Webster's New Collegiate Dictionary
Chefs are not rock stars. Chefs are managers, business people, and sometimes entrepreneurs, but mostly chefs are cooks, at least the good ones are. But the media insists the contrary.Take the latest issue of Gourmet Magazine (October 2003). Here's one of the most well-known and respected food and dining magazines in the world and on their cover they have five chefs in mock rock star poses under the heading CHEFS ROCK, and they're referred to as "The Band." These aren't flash-in-the-pan chefs; they've paid their dues in the kitchen. Yet there they are, dressed like clean-cut pseudo-rock stars pretending to play their makeshift instruments made of kitchen equipment. One chef is even jumping in the air, arms flailed with a vampire-like expression on his face. The singer, with tight white pants and black t-shirt, offers her bared mid-drift while fake-singing into a whisk. What makes matters worse is that the accompanying story has nothing to do with any of their culinary expertise, it's about what went on behind the scenes at the photo shoot. I find the image uncomfortable. It's about as staged as a setting can get, but not on a real stage. I can't imagine why they let themselves be photographed in such an unbecoming way (no matter how much they were paid).
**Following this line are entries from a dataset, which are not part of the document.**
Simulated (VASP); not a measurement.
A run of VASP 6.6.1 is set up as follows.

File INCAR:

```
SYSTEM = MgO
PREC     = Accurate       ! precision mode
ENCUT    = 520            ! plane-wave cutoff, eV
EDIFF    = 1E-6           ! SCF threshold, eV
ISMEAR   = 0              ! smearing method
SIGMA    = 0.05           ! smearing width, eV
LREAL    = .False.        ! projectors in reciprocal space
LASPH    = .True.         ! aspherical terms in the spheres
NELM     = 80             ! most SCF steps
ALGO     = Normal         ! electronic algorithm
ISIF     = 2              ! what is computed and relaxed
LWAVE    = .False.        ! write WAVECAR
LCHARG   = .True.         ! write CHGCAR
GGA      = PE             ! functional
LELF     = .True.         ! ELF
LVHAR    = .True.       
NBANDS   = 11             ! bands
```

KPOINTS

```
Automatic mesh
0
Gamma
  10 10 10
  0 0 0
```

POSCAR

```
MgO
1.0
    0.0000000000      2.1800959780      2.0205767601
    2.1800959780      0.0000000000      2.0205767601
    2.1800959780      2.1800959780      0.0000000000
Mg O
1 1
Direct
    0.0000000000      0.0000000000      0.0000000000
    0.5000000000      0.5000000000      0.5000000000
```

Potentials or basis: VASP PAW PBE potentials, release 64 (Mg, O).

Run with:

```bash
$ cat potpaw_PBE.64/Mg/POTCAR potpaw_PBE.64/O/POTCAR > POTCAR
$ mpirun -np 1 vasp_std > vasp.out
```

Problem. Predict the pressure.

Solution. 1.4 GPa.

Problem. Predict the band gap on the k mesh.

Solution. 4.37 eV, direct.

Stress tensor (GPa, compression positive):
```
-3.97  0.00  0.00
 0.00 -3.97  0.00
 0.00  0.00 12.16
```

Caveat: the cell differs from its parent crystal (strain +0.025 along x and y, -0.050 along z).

This isn't the only instance of this absurdity; we're being bombarded with it. A search on the internet for "celebrity chefs" yielded more than a million hits, and the Food Network blares 24/7. Inside the same issue of Gourmet Magazine there's a pullout section of "chef cards" (imagine baseball cards only with chefs on them). On the backs of the cards they offer the collector such intimate facts as: I'm an identical twin, or Chef Wendy would like to study concert piano at Julliard. I saw a series of these cards a few years ago where they listed which hand the chef sautés with, as if they were baseball players. In that same series I saw Rocco DiSpirito, who at the time was considered a "rising star."
Rocco and I were in the same graduating class at The Culinary Institute in the mid-1980s. I remember him as being a gangly and energetic teenager, but mostly I remember him as being serious about learning to be a chef. For this reason I tuned into his reality show called The Restaurant. I watched it for only about fifteen minutes. It made me mad that countless viewers across America now think that's what restaurant work is like. I assure you it is not; it's the farthest thing from reality. The president of The National Restaurant Association was so appalled that he wrote a scathing letter to the show's executives.
The image of chef-as-star is fed to chefs also. In the national magazine, Food Arts, there's a full-page advertisement each month by Vita-Prep, a company that sells powerful blenders. Their monthly display is called Famous Chefs Naked with Their Blenders, and there's a web site that sells the series as a calendar. It shows a different chef each month wearing nothing but their birthday suit. They're mostly male chefs who usually have the blender strategically placed in front of a certain appendage, but sometimes there are females, which are seductively curled with their mechanical equipment, hiding their essential privies. I don't know about you, but I prefer seeing a chef with their cloths on.
This constant bombardment of the chef as being something more than they are has no doubt fueled the egos of many (there's even a media firm outside Boston that specializes in training chefs for television). And because of this, culinary schools are springing up over night. What many of the starry-eyed aspiring chefs don't realize is that in true reality (opposed to the pretend reality of TV) most chefs work long, hot, busy and grueling hours, late nights, and on weekends and holidays, and in relation to the hours that they work the pay is often low.
I'm not trying to say that celebrating the chef's craft is bad-I've faced the stove for 25 years and its nice to have our craft acknowledged-it's just that in many instances it's unrealistic and even bordering on ridiculous. There's a big difference between being acknowledged than being made a caricature. If you believed everything you saw on TV or in the press you'd think that chefs never broke a sweat, that they spend their days picking herbs in beautiful gardens on beautiful days and cook solely for beautiful people. In reality many of the best chefs are not household names because they spend their days and nights in the kitchen, not a studio; these are the true stars.
André Soltner, chef and educator, who owned the New York restaurant Lutèce for 35 years, was at the stove every night; if he took a day off the restaurant closed. Chef Soltner is often quoted as reminding chefs that "we are merely venders of soup," referring to the humble beginnings of the professional cook. But my favorite and somewhat less eloquent quote is by Gordon Ramsay, a well-known chef/restaurateur in Britain: "Some chefs think they're rock stars, but don't forget we cook for a living, sweat our balls off in a hot environment, and there's nothing glamorous about that."